Using S3 Select
Overview of S3 Select API
Welcome to the Lyve Cloud S3 Select API reference documentation. This section provides the S3 API commands that are required to successfully apply to a bucket and perform object-level actions in Lyve Cloud.
Data stored in the cloud can become very large and difficult to manage. The S3 Select API with Lyve Cloud can be utilized to pull out the necessary elements that users need. This will fundamentally improve data management and retrieval for improved functionality and latency.
S3 Select can run simple SQL expressions. For example, you can query S3 object data (through the Lyve Cloud Console or Analytics package) and retrieve a subset of S3 object data instead of retrieving the entire S3 object. Data can be as large as a terabyte (TB) and is available in CSV, JSON and Apache Parquet formats. You can run SQL clauses, such as SELECT and WHERE to fetch data from objects stored in the mentioned formats. The feature also supports objects that are compressed with GZIP or BZIP2 (only for CSV and JSON objects) and server-side encrypted objects.

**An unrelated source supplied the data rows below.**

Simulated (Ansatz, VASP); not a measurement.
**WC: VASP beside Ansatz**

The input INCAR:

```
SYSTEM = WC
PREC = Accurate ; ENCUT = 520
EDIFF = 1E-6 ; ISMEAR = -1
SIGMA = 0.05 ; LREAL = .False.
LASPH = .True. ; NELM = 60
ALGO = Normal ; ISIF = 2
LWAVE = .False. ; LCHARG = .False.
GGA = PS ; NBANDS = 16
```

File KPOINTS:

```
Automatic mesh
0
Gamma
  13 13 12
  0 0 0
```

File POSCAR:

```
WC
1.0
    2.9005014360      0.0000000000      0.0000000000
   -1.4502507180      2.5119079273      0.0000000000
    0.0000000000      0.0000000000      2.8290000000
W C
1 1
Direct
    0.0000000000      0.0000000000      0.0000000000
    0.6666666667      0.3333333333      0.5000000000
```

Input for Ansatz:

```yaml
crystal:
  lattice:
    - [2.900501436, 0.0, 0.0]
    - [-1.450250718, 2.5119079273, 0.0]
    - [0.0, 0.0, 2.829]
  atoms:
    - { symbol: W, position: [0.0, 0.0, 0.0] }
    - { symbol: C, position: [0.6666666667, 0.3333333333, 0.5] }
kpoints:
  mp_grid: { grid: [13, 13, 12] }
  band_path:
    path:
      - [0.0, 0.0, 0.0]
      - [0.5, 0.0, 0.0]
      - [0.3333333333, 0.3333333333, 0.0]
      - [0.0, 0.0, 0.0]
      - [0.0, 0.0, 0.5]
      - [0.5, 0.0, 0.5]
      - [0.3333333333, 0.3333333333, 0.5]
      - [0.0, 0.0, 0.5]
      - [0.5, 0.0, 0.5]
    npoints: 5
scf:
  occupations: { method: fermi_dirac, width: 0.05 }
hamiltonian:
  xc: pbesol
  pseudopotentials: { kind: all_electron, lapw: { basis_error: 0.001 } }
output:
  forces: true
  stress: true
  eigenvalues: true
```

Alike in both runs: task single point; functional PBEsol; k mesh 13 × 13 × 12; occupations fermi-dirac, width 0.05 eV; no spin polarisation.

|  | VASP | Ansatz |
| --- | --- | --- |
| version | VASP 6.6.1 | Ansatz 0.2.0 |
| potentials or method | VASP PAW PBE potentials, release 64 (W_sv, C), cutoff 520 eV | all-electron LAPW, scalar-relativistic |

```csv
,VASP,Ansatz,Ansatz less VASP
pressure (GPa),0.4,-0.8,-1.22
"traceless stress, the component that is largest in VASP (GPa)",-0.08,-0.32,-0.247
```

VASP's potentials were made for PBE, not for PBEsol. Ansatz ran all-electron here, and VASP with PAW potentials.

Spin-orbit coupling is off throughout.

Query pushdown with S3 Select is supported with Spark, Hive, and Presto. Pushdown optimizes mapping performance because the source database can process transformation logic faster than the Data Integration Service. Use this feature to push down the computational work of filtering large data sets for processing from the Spark/Presto cluster to Lyve Cloud S3, which improves performance and reduces the amount of data transferred between Analytical applications and Lyve Cloud S3.